Skip to content

The Full Workflow

This capstone tutorial threads together the pieces covered earlier:

  1. Optimise – search the treatment space programmatically.
  2. Validate – run enough replicates to confirm the improvement.
  3. Apply – reuse the winning treatment for single-shot inference.

We reuse the minimal pipeline (fetch_numbers → add_delta → record_sum) introduced earlier.

optimizer = GridSearchOptimizer(
deltas=[-1.0, 0.0, 1.0],
objective=Objective(metric="sum", direction="minimize"),
)
candidate = experiment.optimize(
optimizer,
num_trials=len(optimizer.deltas),
replicates_per_trial=4,
)
print("Candidate:", candidate.name, candidate._apply_value)

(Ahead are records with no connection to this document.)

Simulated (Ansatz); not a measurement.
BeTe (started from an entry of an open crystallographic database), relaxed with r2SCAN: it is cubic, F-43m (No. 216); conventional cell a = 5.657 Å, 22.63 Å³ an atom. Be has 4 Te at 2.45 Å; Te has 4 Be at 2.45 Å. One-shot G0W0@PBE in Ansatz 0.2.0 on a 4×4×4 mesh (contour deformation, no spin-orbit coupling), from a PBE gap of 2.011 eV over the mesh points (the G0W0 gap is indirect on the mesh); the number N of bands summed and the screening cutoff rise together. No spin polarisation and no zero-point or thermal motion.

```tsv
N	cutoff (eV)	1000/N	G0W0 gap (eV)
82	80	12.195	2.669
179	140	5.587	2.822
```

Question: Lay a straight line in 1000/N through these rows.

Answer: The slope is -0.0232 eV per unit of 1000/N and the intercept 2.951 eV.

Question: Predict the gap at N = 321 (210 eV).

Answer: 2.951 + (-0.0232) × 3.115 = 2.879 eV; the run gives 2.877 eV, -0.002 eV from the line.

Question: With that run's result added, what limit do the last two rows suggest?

Optimisation provides candidates, not proof. The helper averages the named metric across replicates and reports it back to the optimiser.

result = experiment.run(
treatments=[candidate],
hypotheses=[order_by_p_value],
replicates=40,
)
summary = result.get_hypothesis("order_by_p_value")
print("p-value:", summary.results[candidate.name]["p_value"])
print("significant:", summary.results[candidate.name]["significant"])
  • Increase replicates until the inference is stable.
  • Check the CLI summary tab (S) to visually inspect metrics, hypothesis outcomes, and artifacts.

Once you trust the treatment, reuse it for single-shot inference:

payload = experiment.apply(candidate)
print("Prediction payload:", payload)

apply() runs the same pipeline (plugins included) exactly once. Use it in production code or serve it behind an API.

  • Store the treatment parameters (e.g., serialise candidate or the config delta) alongside the model release.
  • Update your folder-based experiment (config.yaml) to include the new treatment so teammates can reproduce the validation run from the CLI.
  • Consider writing an ADR if the optimisation introduced architectural changes.

The CLI focuses on validation and manual runs. A common pattern:

  1. Run optimisation from Python to generate a treatment.
  2. Update config.yaml with that treatment under treatments:.
  3. Use the run screen to verify results, toggle caching, and inspect artifacts.
  4. Record notes directly from the summary tab (copy links to metrics/artifacts).

This workflow keeps exploration scriptable while still benefiting from Crystallize’s live monitoring and provenance capture.